Bigfoot hoax: Building the bodyPosted: Updated:
Chris Russell could be one of the most interesting people you've never heard of.
For 16 years, the Spokane, WA man has made Halloween masks, props, and costumes that have been in feature films, scream parks, and sold at costume and party stores. His web site- www.twistedtoybox.net- even sells plaster casts of Bigfoot footprints for $20 each.
Russell said he got what seemed like a routine call in late 2013 from a man named Rick Dyer. "I was asked to build a prop," Russell said. That prop would be a nearly eight-foot tall Bigfoot body. Dyer told CBS 5 News he paid around $5,000 for the work.
"He said it was to promote a movie," Russell said. "I was told Paramount Pictures was making a documentary and he had me sign a non-disclosure agreement." Such secrecy contracts are common in the film and television business. This was to be just another job.
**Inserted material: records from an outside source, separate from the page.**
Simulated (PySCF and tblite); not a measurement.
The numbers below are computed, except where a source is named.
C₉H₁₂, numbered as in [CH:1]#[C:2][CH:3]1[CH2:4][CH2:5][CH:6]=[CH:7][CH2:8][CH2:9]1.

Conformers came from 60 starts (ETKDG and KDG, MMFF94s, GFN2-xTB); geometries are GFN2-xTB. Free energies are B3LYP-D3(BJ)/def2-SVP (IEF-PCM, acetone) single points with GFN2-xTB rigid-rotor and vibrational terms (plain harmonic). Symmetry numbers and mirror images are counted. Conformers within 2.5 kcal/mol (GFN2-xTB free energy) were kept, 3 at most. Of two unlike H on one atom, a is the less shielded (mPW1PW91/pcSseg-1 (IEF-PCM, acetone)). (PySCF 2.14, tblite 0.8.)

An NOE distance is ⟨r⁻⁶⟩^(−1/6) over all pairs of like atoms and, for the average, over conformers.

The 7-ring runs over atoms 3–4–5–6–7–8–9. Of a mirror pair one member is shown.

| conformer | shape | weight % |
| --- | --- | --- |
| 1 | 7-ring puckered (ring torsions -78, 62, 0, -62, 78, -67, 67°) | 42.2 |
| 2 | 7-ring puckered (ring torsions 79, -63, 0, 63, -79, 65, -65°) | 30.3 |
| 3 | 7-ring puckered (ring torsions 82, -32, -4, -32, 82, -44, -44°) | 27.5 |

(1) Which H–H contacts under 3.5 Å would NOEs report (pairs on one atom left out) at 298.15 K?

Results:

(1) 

Russell said he heard rumors a few weeks later that Dyer was passing the ‘prop' off as the body of an actual Bigfoot creature Dyer claimed to have shot in 2012. There are not many other prop-builders who would have the ability and willingness to take on such a project, so critics and skeptics found his number and soon began calling. With the non-disclosure agreement still in full force, Russell could not say a thing.
Click here to read who refused to exhibit the 'body'.
Four months later, that confidentiality clause is no longer in effect and Russell is able to tell CBS 5 News all about it.
Russell said he began with a large backboard, and used three to four hundred pounds of clay to form the body upon it. He sculpted facial details, large hands and feet, a broad, muscular chest, and even male genitals. He then covered it with plaster to make a mold. Once that was dry, he and his team cleaned out the clay and filled the mold with latex for skin and foam for muscle tone. They painted the face, hands, and feet and then added camel hair as the finishing touch.
"Red camel hair," he said. "Everyone in the industry knows where to get it. It's pretty common." The whole process took about two weeks.
Dyer showed up with an assistant to load the body into a trailer; they then drove to Las Vegas to finalize plans for the tour.
Then came the clincher: Dyer asked for two more Bigfoot props: a female, and a baby about 18-24 inches high.
"This has not been a very pleasurable experience for the harassment over the last two to three months," Russell said. "I told him I was not interested in making any more bodies."